The Irish have a way of making their names unforgettable while they themselves remain anonymous. Potatoes are called murphies and there is a Murphy bed and a Murphy's Law, but almost nobody knows which Murphy was responsible for any of them. "It's the real McCoy" is a familiar phrase, but not even scholars agree as to whether the first real one was a boxer or a bootlegger—if either. In all the theaters of World War II the notice KILROY WAS HERE was scrawled everywhere, on walls and windows, inside teapots and on the bottom of beer mugs. So common was the Kilroy phrase that the Nazis used it as an ambush ruse, posting it in villages to delude advancing Yanks into thinking other GIs already had the area in control.
The omnipresent, fictitious Kilroy was a fraud. There have never been many Kilroys here, there or anywhere. For example, in the phone directories for the five boroughs of New York City, which has been melting Irish immigrants in its various pots for more than 150 years, there are 2,617 Murphys listed but only 23 Kilroys. Back in the old country, in the Dublin directory, there are 1,781 Murphys and only 30 Kilroys. There was so much blarney associated with the name Kilroy that lexicographers today are at odds about it. The Dictionary of American Slang defines a Kilroy as a "nonentity." The ponderous Webster's Unabridged maintains that a Kilroy is an "inveterate traveler." Sufficient for this discourse, Kialoa's Jim Kilroy started out life in compliance with the first definition and today certainly lives up to the second.
On the sloping transom of his new Kialoa there is a global portrait centered on the Western Hemisphere. Hanging over the northwest edge of the globe is the familiar cartoon image associated with the legendary Kilroy of World War II—two little hands and a bald head with a long nose. The artist who painted the globe on Kialoa's transom deliberately placed the cartoon character's nose over Alaska, for that is where Kilroy was born, in Ruby, a tiny village on the Yukon that has been long famous for its sled dogs.
Kilroy's father, George, had migrated from Ireland to South Africa, and from there to Alaska, where he was a competent editor, ghostwriter and gold miner and an unlucky gambler. After Mr. Kilroy had lost one too many placer stakes at the poker tables, Mrs. Kilroy took her family to the lower Forty-Eight, ending up in Southern California when her younger son, Jim, was four.
In the depressed '30s, when the hapless, homeless and jobless of the U.S. headed for Southern California, the area turned out not to be the Promised Land. The unemployment lines were long, in part because of one factor not heretofore recorded. There were few jobs available, because by the time the Okies and the other luckless started pouring into Southern California, young Jim Kilroy was well on his way to becoming a one-man labor force.

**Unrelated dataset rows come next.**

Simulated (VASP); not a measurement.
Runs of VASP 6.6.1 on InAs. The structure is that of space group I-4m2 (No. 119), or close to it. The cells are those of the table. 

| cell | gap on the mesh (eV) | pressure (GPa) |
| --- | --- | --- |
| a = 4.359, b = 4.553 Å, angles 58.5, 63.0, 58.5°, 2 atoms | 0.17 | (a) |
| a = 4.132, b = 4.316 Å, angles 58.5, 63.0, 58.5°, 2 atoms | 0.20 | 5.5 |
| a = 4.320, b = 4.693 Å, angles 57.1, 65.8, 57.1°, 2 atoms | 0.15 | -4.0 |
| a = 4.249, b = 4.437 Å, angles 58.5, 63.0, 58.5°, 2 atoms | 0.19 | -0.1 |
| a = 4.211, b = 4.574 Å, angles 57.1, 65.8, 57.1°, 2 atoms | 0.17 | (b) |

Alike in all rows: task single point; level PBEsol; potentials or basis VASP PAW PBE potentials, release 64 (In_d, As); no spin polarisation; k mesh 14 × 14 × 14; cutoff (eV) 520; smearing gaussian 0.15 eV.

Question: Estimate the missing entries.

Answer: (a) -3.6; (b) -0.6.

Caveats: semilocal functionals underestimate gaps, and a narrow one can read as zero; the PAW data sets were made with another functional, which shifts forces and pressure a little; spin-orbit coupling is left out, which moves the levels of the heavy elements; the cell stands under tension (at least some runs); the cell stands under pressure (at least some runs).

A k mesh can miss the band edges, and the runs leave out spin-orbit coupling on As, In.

At age 10 he was copartner of a bicycle repair shop. Through the Depression he earned his dimes and dollars in a wide variety of ways. He sold magazine subscriptions, he mowed lawns, he hauled trash, he sold scrap paper. He made up newspapers, and sold them and delivered them, doing his crowded city routes on a skate-wheeled scooter and serving residential areas on his bicycle. He was a lifeguard, a grocery-store checker, an inventory stocker, a haberdashery clerk. He was a sometime butcher and worked with a baker but never was a candlestick maker. In the faint dawn before school, he swamped out a buttermilk plant. In his single college year at Santa Barbara State, one job given him was grading comprehensive exams in advanced courses he had never had. "Beats the hell out of me how I got the job," he now says. "They gave it to me, so I did it." Reflecting on it all, Kilroy adds, "What a beautiful thing it was to grow up scrounging. It gave me a lot of smarts, although I don't exactly know how it helped. I still know how to swamp out a buttermilk vat, a stinking job, but I don't know anything about making buttermilk."
Kilroy's early hardscrabble life allowed him no time for sports, but he found the time nonetheless. At South Gate High, on the southern edge of burgeoning Los Angeles, he played a year of football and four of basketball. In the spring he sprinted, long-jumped and hurdled. Before he graduated, he had run the 120-yard high hurdles in 15.1, back in a day when few hurdlers had bettered 14-flat. Kilroy tried to imitate the movie action he saw of Olympic Champion Forrest Towns, throwing both arms forward to get more drive with the lead leg. "When I tried it," he recalls, "I came down over the hurdle so fast I broke my nose on my knee."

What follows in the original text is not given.